By Blanca Carmona/La Verdad
Third of a four-part series
CIUDAD JUAREZ – For a few days, Lesby and her husband, Félix, believed they had already crossed the border, that at last, after a long journey from Honduras, they were in El Paso, Texas.

It was all a scam. Separately, husband and wife attested to the authorities in the Chihuahua District Attorney’s Office how members of a migrant trafficking network kept them captive and extorted thousands of dollars from their relatives, under the threat that the couple would be murdered. El Paso Matters is not publishing their full names to protect them from retaliation.
This is the story of Lesby and Félix, and their daughters, one and five years old, who lived in Ciudad Juárez under the watch of a group of “polleros,” which is what human traffickers are called.
“We were in Honduras, where we’re from, and we decided to come to Mexico, specifically to Ciudad Juárez, in order to cross the border into the United States and request asylum. We arrived in Ciudad Juárez on Sept. 18 (2020) and immediately set out for El Paso, Texas, where we were denied entry,” Lesby said to authorities of the kidnapping unit, Unidad de Atención al Delito de Secuestro.
“We went to cross the border through the river, and on U.S. soil a patrol car saw us, and took us to immigration … we were denied,” Félix said.
En español: Lea el informe de La Verdad sobre la violencia contra migrantes en México
Part one: Migrants blocked from the United States are frequent victims of crime in Mexico
Part two: The police sold us to the mafia
Part four: $3,000 for their freedom
Relatives in Los Angeles contacted a group of “polleros” who, for $5,800, promised to get them into the United States, according to the couple’s court testimony at the Tribunal de Control, headquartered in Ciudad Juárez.
In September 2020, the family left their native Honduras driven by the desire to seek asylum in the north. They arrived at this border on Sept. 18, and without a thought, took a route across the Rio Grande, but they were immediately returned to Mexico.
Finding themselves homeless, Lesby contacted her father, who lives in Houston. He was able to locate an acquaintance who lives in Juárez who had them stay in his home for 10 days.
During this period, Lesby’s family was able to find, remotely, a group of traffickers who would supposedly help them cross the border illegally into the United States.
The traffickers took Lesby, Félix and their two daughters to a yet-to-be located warehouse, where the Honduran family saw dozens of beds and lots of people from all over Latin America who also dreamt of getting to the United States, as they told the authorities in their testimony.
“We tried to cross, but they wanted us to jump over the wall and, given my family’s situation, we couldn’t do it and they only had others cross over,” Lesby said to the judge on Nov. 6, after being held captive with her family by this group of “polleros”.
On the morning of Nov. 3, when Lesby and Félix refused to enter the U.S. by jumping off the metal fence, which is about 10 meters tall, the “polleros” decided to turn them over to a second group of traffickers.
Their first contact with the new “coyotes,” as migrant traffickers are also called, was in the early hours of Nov. 3. They were put into a car and rode for 40 minutes to a deserted and dark area. There the person who identified himself as the guide and the family got out of the car.

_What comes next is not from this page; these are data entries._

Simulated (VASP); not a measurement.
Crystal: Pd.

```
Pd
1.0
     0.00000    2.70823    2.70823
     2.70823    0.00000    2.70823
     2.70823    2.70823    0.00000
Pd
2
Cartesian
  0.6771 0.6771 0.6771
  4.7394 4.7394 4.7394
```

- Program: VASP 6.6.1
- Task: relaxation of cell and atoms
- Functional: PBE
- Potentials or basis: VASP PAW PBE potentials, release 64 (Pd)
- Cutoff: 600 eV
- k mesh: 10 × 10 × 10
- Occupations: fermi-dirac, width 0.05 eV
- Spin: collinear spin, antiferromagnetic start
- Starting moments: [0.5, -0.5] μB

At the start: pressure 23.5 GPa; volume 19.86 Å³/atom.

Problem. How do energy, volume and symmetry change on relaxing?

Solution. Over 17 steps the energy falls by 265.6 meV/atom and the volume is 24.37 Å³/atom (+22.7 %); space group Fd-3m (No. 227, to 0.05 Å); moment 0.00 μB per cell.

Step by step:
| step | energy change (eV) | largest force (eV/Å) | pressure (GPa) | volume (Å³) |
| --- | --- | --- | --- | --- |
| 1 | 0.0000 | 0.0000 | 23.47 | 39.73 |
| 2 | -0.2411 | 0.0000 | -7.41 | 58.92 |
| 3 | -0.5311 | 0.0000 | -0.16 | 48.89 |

The man ordered them to turn their cell phones over to another person, supposedly because drones could detect a signal, as well as their wallets, Lesby and Félix stated in their testimony.
Carrying one daughter each, they walked across an area strewn with trash, metal rods and thorns, they said. They went through what they say were underground tunnels, until they came to a fence that was already cut open, which they had to go through to enter a waterway that came up to their hips.
After completing this route, they were led to believe they were in El Paso.
“We came out and the guide told us that we were in El Paso, Texas. We kept walking, for about an hour,” Lesby said. Then a man called “el gordito” picked them up in the same blue-gray car they had ridden in before.
“They took us to the motel, and when we got there, we looked out the window and saw the signage and we thought it was odd that everything was in Spanish. We started to suspect we were not in the United States,” Lesby said a few hours after she was rescued from the kidnappers who had held her and her husband and two daughters.
After that, the traffickers started to threaten Lesby and Félix, as well as their relatives, who live in the United States, from whom the kidnappers demanded different amounts of ransom in exchange for not killing the family.
On Nov. 4, the migrants were again put into the trunk of a car to take them to a second motel. There, when their watchman was distracted, Félix was able to speak with one of the staff at the motel to ask if they were in El Paso. The answer was no, which crushed the couple.
Seeing Lesby cry and observing unusual movements in the motel room, the motel staff decided to call the police. Public safety agents arrived, rescued the Honduran family and arrested the group of “polleros.”
On Nov. 6, a local person stated to the Public Ministry that two days before they had rented room 117 to people in a Versa car and then saw unusual movements of cars going to that room.
In addition, the same person said that a day before, when they approached the guests to say their time was up in that room, one of the guests came back to pay for the room six hours later and minutes after that, through a window, a man had asked them “what town are we in?” The person replied they were in Ciudad Juárez.
When the person tried to add to their answer, they saw a woman through the window signaling to please be quiet and they heard several children crying.
This person thought this was very strange and decided to report it. That is how municipal police agents got to the motel, opened the curtain of the room and arrested two alleged “polleros” and rescued the migrant family.
The people who were arrested, Víctor Iván T. B., and Eytzel Verónica C.G., were charged with the felony of aggravated kidnapping.